On Friday, November 4, I asked a group of transportation experts what solutions they would propose to eliminate the need for “By Here Pay Here” used car dealerships. Here are some of the responses I received (in the order I received them.)
Joe Linton, Streetsblog Board Chair and CicLAvia consultant – I am not sure what kind of subsidies the Times is recommending. Many public subsidies to reduce the cost of owning a car are already in place: from free parking to subsidized gas to huge public investments in expensive car-centered infrastructure (and those are more direct subsidies – there are externalities like environmental and health care costs that are caused by and not paid for by the driving public.) No Los Angeles driver today ever pays the real cost of their driving. They’re already getting a bargain.
So… if we subsidize the cost of owning a car, then operating costs (gas prices, parking, insurance, etc.) go up, are we stuck subsidizing those too? It seems like plunging more fully onto an unhealthy treadmill that we’re already largely on.

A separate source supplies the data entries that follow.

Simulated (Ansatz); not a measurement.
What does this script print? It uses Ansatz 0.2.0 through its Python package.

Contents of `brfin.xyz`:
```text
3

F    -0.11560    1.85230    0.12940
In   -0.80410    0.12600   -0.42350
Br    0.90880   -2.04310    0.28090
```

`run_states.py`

Subsidizing car ownership will always be privileging a class of drivers over others. Assuming that we make a gigantic public investment in subsidizing car costs, and the price of buying a car becomes effectively zero. Then everyone who can drive will have a car, but we’ll still have youth, elderly, disabled folks who can’t drive.
I think that if we’re looking to subsidize transportation in ways that are good for low-income people, it’s better for the public to invest in a balanced system that gives people choices.Subsidizing transit, walking, and bicycling will yield mobility that’s affordable for all and accessible to all. If low-income people have many viable choices, then they are less at the mercy of loan-shark car dealerships.
On top of all this, I think that it’s important for prosecutors to track the practices of shady car dealerships that prey on low-income people. Where loan-sharks break the law, they should be brought to court and convicted and punished.
Roadblock, Midnight Ridazz “organizer” and Neighborhood Council Member – I guess this won’t really help your article but I sent a letter to the Times asking to know which broken down underfunded city agency Ken Bensinger expects to absorb the increased cost of road maintenance and traffic gridlock when the surge of hundreds of thousands of (taxpayer subsidized) 4000lb pavement destroying machines hits the roads as a result of the proposed “cars for poor people” program?
I suggested that Instead of proposing a program that destroys public infrastructure, it’s time to seek ways to reduce wear and tear on our roads and actually produces a better ROI since the gas supplies little to no funding for infrastructure in our cities.
My question is, considering the amount of destruction that a 20 ton bus can do to pavement and roads, the comparison in terms of passengers carried per driver and the cost of fuel, is there a comprehensive study of bus vs rail out there that can be referred to truly figure out which of the two solutions makes more sense when studying a transit corridor?
Allison Mannos, Former Director of LACBC’s City of Lights Campaign and staffer with LAANE – I would just say how important it is to increase bus headways in these low-income neighborhoods, especially the ones that connect them to job corridors, say, Wilshire.